*Q.1: Face depicts the hypocrisy of the society. Comment. (2018)*
Face is an appropriate name for one of the two main crooks. Jeremy the butler is transformed by Subtle into many roles, the main one being Captain Face, an officer. He is also “Lungs,” the bellows operator for the laboratory of the alchemist. He even tries to get a Spanish costume to play the count so he can have Dame Pliant. He changes face, not only in terms of costumes and roles, but he “turns face,” ready to betray anyone in his own interest. He is never who he seems to be, a genius at improvisation.

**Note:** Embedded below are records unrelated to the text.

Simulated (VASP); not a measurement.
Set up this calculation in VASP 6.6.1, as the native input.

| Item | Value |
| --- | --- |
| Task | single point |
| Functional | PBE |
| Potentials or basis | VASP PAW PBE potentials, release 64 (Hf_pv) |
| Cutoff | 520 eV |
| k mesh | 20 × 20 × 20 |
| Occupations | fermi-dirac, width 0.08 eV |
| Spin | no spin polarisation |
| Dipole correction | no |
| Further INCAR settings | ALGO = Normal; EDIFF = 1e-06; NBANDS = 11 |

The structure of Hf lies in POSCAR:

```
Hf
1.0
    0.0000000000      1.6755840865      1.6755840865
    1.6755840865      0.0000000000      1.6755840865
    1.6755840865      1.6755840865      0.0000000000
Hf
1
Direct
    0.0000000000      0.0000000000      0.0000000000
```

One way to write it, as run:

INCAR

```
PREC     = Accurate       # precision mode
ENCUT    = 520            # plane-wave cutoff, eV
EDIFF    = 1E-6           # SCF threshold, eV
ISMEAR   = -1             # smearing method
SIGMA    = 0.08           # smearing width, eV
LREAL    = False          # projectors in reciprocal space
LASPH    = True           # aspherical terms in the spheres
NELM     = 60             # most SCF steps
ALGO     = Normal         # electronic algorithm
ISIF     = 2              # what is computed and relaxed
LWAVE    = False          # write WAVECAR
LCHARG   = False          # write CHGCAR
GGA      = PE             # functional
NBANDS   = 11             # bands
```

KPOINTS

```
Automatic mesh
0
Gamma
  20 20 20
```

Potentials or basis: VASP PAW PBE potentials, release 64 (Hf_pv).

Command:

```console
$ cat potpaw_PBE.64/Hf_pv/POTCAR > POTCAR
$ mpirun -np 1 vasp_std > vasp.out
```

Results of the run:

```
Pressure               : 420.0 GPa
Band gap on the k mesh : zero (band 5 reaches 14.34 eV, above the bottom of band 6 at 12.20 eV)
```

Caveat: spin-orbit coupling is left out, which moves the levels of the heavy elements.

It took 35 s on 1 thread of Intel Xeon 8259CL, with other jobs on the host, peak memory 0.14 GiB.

Face is the one who spots the potential victims. He recruits and brings them to the Blackfriars house so Subtle can con them. He is constantly arguing with Subtle about who is the cleverest and deserves the largest share. Subtle may have taught him how to act the part of a Captain, but Face is the one who keeps them all afloat, the one who can talk his way out of a corner, as when his master returns and he improvises improbable lies to cover for his actions. Even his master is taken in until there is too much evidence against him to refute.
Face is like a cat that lands on its feet. At one point he is called Ulen after Til Ulen Spiegel, the merry German prankster who gets away with mayhem. He is not very likeable since he has no loyalty even to his fellow schemers, but his dazzling wit and inventiveness recommend him as a memorable comic figure.
Subtle and Doll’s criminal associate and Lovewit’s butler. After Lovewit escapes the city for the country during an outbreak of the plague, Face runs his criminal scams and cons out of Lovewit’s city home. Face represents transformation within Jonson’s play, and he easily changes as he greets each of his victims. Face himself is always changing, which speaks to Jonson’s broader argument that all people and things are constantly in flux.
Face also represents deception in The Alchemist and personifies the many crooks and charlatans that practiced phony alchemy during Jonson’s time. Face deceives his victims with each new disguise and con, stealing their money and trust, and he makes them believe he can deliver them perpetual youth and riches with the philosopher’s stone. Face deceives Lovewit when he lies and uses his home for illegal purposes, and he also deceives Doll. Presumably, Doll will be jealous or hurt by Face and Subtle’s infatuation with Dame Plaint, and they go to great lengths to cover it up.
At the end of the play, Face deceives both Subtle and Doll and keeps all their profits for himself after the police arrive with their victims. Lovewit has pardoned him, Face says, not Subtle and Doll, and they must run or be arrested. Everything Face does and says is deceptive, and he represents the widespread deception that Jonson argues is rampant in broader society. Thus it can truly be said that Face depicts the hypocrisy of the society.